Wrote a small black-box test suite for bazaar

Wed Aug 27 16:19:53 BST 2008

-----BEGIN PGP SIGNED MESSAGE-----
Hash: SHA1

...

>  I don't follow what you mean with "bzr (say)". You seem to be suggesting
> that you can give precise performance figures for a test that runs an
> arbitrary program performing an arbitary operation. Are these actual
> benchmark numbers of some sort? Can you provide more details if so?
> 
> Running  "while true ; do date ; done | uniq -c" in bash is a recognised way
> to test the performance of fork(), found by googling a bit. This produces
> around 600 forks per second on my (ancient Pentium 4) linux machine. If I
> print the date instead using "python -c 'import time; print time.asctime()'"
> I still get 50 forks a second. Either way, I don't come close to being as
> slow as 5 per second. With virtualisation I suppose it might be slower but 5
> a second seems extreme.

Try instead:

python -c 'from bzrlib import branch, repository; import time; print
time.asctime()'

The overhead for spawning bzr is generally "import bzrlib" time, because
python is actually quite slow at re-importing all of the data structures into
memory.

"time bzr rocks" which is a mostly "no-op" command is about 100ms on this
machine. Which is about 10 per second.

...
> 
>  <pasted from original mail - did you not see this or not understand it?>
> 
> The main points:
> 1) You don't need to know the code to write tests (I've never looked at the
> code)

Well you did at least enough to compare to the blackbox tests.

> 2) Tests don't depend on the structure of the code and hence don't need
> changing when the code is refactored.

With backwards compatibility, this is actually quite rare.

> 3) There are already quite a few blackbox tests that look like
> 
> def test_update_standalone_trivial(self):
>         self.make_branch_and_tree('.')
>         out, err = self.run_bzr('update')
>         self.assertEqual('Tree is up to date at revision 0.\n', err)
>         self.assertEqual('', out)
> 
> This is basically a way to write tests of that form without writing any
> code.
> 
> Regards,
> Geoff Bache
> 

You are welcome to do this, and if you find it useful and worthwhile, we'll
probably take a look at it. I would expect it to end up being quite slow in
the long run.

bzr selftest -s bzrlib.tests.blackbox --list

shows 844 blackbox tests. If each one of those has a single spawn, you are
adding at least 8s to the test in just spawn overhead. But as you are also
planning on creating new branches and working trees, populating them,
committing the changes, etc. I wouldn't be surprised if there was 10 spawns
per test. Or around 80s added. Right now running all blackbox tests takes
about 80s. So your proposal is likely to at least double the time it takes.

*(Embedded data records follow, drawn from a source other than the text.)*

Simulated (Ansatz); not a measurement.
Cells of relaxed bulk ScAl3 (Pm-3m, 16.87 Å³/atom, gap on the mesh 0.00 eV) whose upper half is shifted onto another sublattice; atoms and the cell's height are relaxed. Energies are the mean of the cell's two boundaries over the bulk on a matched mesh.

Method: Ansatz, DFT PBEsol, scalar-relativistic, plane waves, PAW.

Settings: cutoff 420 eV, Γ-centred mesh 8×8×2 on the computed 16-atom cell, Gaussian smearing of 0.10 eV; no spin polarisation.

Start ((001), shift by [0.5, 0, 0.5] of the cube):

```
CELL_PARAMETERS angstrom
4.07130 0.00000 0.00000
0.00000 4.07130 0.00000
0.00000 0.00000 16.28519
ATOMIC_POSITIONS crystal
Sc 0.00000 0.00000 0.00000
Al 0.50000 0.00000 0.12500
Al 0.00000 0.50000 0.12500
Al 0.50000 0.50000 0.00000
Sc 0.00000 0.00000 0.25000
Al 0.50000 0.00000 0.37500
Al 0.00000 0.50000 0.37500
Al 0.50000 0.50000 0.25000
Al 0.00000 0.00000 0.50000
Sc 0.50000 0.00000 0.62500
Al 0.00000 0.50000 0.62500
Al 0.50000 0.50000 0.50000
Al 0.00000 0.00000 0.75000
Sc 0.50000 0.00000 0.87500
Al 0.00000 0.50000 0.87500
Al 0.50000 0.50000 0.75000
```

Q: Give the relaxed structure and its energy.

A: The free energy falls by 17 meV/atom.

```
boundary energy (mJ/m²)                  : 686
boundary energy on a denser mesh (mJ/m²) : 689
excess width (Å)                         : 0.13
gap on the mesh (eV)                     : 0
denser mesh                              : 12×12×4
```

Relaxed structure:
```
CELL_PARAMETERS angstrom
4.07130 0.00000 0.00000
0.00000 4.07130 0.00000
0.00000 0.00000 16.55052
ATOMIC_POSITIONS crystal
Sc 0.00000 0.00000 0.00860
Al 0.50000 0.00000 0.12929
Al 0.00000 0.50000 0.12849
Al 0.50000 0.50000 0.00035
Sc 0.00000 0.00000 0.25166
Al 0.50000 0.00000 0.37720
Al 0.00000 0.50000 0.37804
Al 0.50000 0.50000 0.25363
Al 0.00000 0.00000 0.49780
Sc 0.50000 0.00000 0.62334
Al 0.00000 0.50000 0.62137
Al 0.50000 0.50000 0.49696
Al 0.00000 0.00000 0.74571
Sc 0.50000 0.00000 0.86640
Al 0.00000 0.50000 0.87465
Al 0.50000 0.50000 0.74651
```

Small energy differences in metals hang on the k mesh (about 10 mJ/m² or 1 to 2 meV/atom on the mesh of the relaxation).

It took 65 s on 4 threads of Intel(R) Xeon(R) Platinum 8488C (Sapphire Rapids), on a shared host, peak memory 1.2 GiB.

Actually, if you really wanted to test the overhead of just running a real bzr
for the analysis step, you should be able to do something like:

TestCase.run_bzr = TestCase.run_bzr_subprocess

That won't end up setting up the tests using a subprocess, but it will cause a
full spawn for running the command under test.

In the end, we started off with a test suite which spawned bzr for everything.
Init/add/commit/etc. And getting rid of that saved a *lot* of time. It also
simplifies the tests, so that they can focus on one aspect, rather than having
lots of combined effects. Which is a good sign for unit tests.

I think it comes down to "bzr" is not a simple fork, but starting up the
python VM and importing the python libraries that we use. It is an unfortunate
truth that:

  'time bzr rocks'

is vastly slower than

  'time date'

John
=:->
-----BEGIN PGP SIGNATURE-----
Version: GnuPG v1.4.6 (GNU/Linux)
Comment: Using GnuPG with Mozilla - http://enigmail.mozdev.org

iD8DBQFItXCZJdeBCYSNAAMRAu3jAJ9++gxd89cneVO0AH3V2MLZR12TZACdFaVp
z+5MLF2OjHz6eA1I1TLlQsg=
=2cV3
-----END PGP SIGNATURE-----